The amplified voices of seven poets in the Mills College Art Museum (MCAM) echoed themes of racial and mixed race experiences, gender roles and the body.
On March 8, the MCAM presented Youth Speaks, a Bay Area based group, in conjunction with Elena Dorfman’s photographs in the current exhibit.
Founded in 1996, Youth Speaks is an organization based in San Francisco that provides a space for youth writers, spoken word and youth development programs. According to their mission statement, Youth Speaks “exists to shift the perceptions of youth by combating illiteracy, isolation, alienation and silence, creating a global movement of brave new voices bringing the noise from the margins to the core.”

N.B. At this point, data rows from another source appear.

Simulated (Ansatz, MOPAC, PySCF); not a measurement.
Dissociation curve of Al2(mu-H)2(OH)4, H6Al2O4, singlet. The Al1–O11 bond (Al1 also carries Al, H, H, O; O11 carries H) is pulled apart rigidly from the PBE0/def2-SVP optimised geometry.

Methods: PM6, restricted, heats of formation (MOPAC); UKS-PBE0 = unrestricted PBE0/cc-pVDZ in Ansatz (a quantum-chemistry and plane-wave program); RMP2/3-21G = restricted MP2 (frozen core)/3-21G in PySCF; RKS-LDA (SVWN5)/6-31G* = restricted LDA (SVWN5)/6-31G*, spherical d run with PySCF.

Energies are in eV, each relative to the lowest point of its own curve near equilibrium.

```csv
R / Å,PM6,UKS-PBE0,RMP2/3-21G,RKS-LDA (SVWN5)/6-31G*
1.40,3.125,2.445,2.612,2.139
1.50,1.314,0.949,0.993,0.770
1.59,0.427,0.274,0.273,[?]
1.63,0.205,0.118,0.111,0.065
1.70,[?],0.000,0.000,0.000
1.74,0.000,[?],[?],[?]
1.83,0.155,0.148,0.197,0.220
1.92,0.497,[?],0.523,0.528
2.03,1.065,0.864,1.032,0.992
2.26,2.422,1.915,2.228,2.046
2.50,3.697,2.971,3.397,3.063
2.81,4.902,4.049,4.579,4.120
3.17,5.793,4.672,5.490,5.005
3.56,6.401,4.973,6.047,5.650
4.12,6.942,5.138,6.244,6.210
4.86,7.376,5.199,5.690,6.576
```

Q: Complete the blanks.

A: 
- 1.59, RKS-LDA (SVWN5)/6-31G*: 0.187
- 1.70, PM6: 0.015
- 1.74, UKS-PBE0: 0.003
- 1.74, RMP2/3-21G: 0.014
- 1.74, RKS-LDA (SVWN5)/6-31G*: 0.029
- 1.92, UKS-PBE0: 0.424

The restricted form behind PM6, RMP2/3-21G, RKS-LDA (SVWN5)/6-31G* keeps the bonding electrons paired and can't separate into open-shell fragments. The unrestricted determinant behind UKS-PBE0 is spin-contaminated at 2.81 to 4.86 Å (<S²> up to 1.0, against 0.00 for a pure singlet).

Currently, the MCAM hosts Diana Al-Hadid and Dorfman’s work. The photographs of teenagers affected by the Syrian conflict are from Dorfman’s time on assignment from the United Nations High Commissioner for Refugees. Gabriel Cortez, a lead artist at Youth Speaks and artist coordinator, said that the poets were curated around themes in Dorfman’s work.
Cortez also urged the audience to support the poets through making noise.
“We’re going to break through this invisible barrier between us,” Cortez said. “I encourage you to make the walls shake.”
Audience members murmured, cried, snapped and clapped, as Asia Bryant, Grace Fondow, Amy Mostafa, Jed Rodriguez, DeShara Suggs-Joe, Cortez and Mills senior Sarah O’Neal took to the microphone.
A friend introduced O’Neal to Youth Speaks, and she joined when she was a sophomore in high school.
“I’ve stepped into myself,” O’Neal said.
Each writer brought their own nuanced worlds to their reading. Bryant writes primarily about the intersections of being a Black woman.
“When does my body get to be more than a literary device for grief?” poet Asia Bryant asked.
Fondow spoke of her mixed race experience, while Rodriguez explored gender roles and the restrictions of the gender binary. Cortez reached into his family history and deftly touched on identity, his lighthearted tone belying the complex stories underneath. O’Neal pondered what a name means, as Mostafa wove dreams and possibilities into her poems, and Suggs-Joe tied the body into her pieces.
“How do I search for a body I was determined to lose?” Suggs-Joe asked in a poem. In another, she said, “You don’t have to hang to be hung.”
Mills student Amina Khribeche liked that the event was held in the art museum and appreciated the significance of many poems addressing what it means to be a woman, on International Women’s day.
“It takes a lot to be able to create,” Khribeche said. “It’s so impressive. People sometimes underestimate the power of words.”